Economy Over Liberty, Jiang Says China Leader Firm That Needs Transcend Personal Freedoms

Peter Slevin And David Hess Knight-Ridder

Serene as he faced some of his harshest critics, President Jiang Zemin remained unapologetic Thursday, arguing that civil liberties in China are less important than food and clothing.

Other human rights are “out of the question,” he said, until China’s economic goals have been fulfilled.

In separate talks with members of Congress and China specialists, Jiang responded head-on to American criticism of China’s human rights record. He asserted that Tibet, the scene of well-documented political and religious repression, is home to people “living and working in happiness and contentment.”

For Jiang, who visited Philadelphia before ending his day in New York, the final hours of his state visit to Washington amounted to an unruffled defense of China, its place in the world and its treatment of its citizens.

The Chinese leader promised during a luncheon address to Asian scholars to “further enlarge democracy.” He pledged greater opportunity for creativity and a future with democratic elections, although the Chinese Communist concept of democracy differs from the American version.

Fifty members of the House and Senate gave the unflappable Chinese leader mixed reviews after meeting with him for an hour and 45 minutes in the Capitol earlier in the day.

Senate Minority Leader Thomas Daschle, D-S.D., called some of Jiang’s answers candid and others evasive, while Majority Leader Trent Lott, R-Miss., called the dialogue “encouraging.”

House Speaker Newt Gingrich, R-Ga., sounded the most conciliatory.

“President Jiang’s comments about democracy and the rule of law and the direction they’re trying to move in is very encouraging,” said Gingrich, who accepted Jiang’s invitation to visit Tibet in August 1998.

“There was no defense here of dictatorship. There was no defense of censorship,” Gingrich continued. “There was a sense of a very hard problem of moving a nation of 1.3 billion people toward freedom.”

House Majority Leader Dick Armey, R-Texas, handed Jiang a letter listing the names of 30 imprisoned Chinese Christians whom Armey said are being persecuted for religious reasons. He asked Jiang to examine the cases and release the prisoners “at the earliest possible moment.”

On human rights, Jiang has made the Chinese case for iron-fisted stability over free expression before, but his lunchtime remarks to the gathering of foreign policy specialists and business leaders were notable for their boldness in the face of contrary evidence.

Jiang asserted again that China aims to develop “socialist democracy with Chinese characteristics.” He said China protects the rights of ethnic minorities, and permits them to “keep and reform” their customs.

China will “never seek” dominance abroad, he said. At home, he declared, “respecting man’s dignity and value is a time-honored virtue of the Chinese people.” As he did in a startling public exchange with Clinton on Wednesday, Jiang said human rights are a matter of evolution and cannot be dictated or judged by outsiders.

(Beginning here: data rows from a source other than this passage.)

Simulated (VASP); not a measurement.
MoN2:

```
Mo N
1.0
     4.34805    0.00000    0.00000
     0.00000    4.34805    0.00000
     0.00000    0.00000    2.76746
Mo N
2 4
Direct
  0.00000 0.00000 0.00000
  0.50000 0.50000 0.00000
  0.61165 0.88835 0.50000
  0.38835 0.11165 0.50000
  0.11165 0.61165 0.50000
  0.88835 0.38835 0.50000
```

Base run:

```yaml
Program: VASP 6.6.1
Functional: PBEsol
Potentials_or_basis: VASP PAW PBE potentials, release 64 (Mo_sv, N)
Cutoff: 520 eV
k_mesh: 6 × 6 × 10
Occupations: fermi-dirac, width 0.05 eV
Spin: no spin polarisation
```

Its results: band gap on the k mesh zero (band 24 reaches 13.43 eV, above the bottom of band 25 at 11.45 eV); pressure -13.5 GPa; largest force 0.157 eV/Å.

Jiang’s remarks about Tibet were dramatic. In essence, he said Tibet was a “theocracy with a heavy tint of slavery” before the Chinese People’s Liberation Army occupied the mountainous land in 1950. He likened China’s “democratic” reforms to Abraham Lincoln’s freeing of the slaves.

Human rights groups and the State Department paint a dramatically different portrait.

In contrast to Jiang’s reference to “happiness and contentment,” the State Department said China continued last year “to commit widespread human rights abuses in Tibet, including instances of death in detention, torture, arbitrary arrest.and intensified controls on religion and on freedom of speech and the press, particularly for ethnic Tibetans.”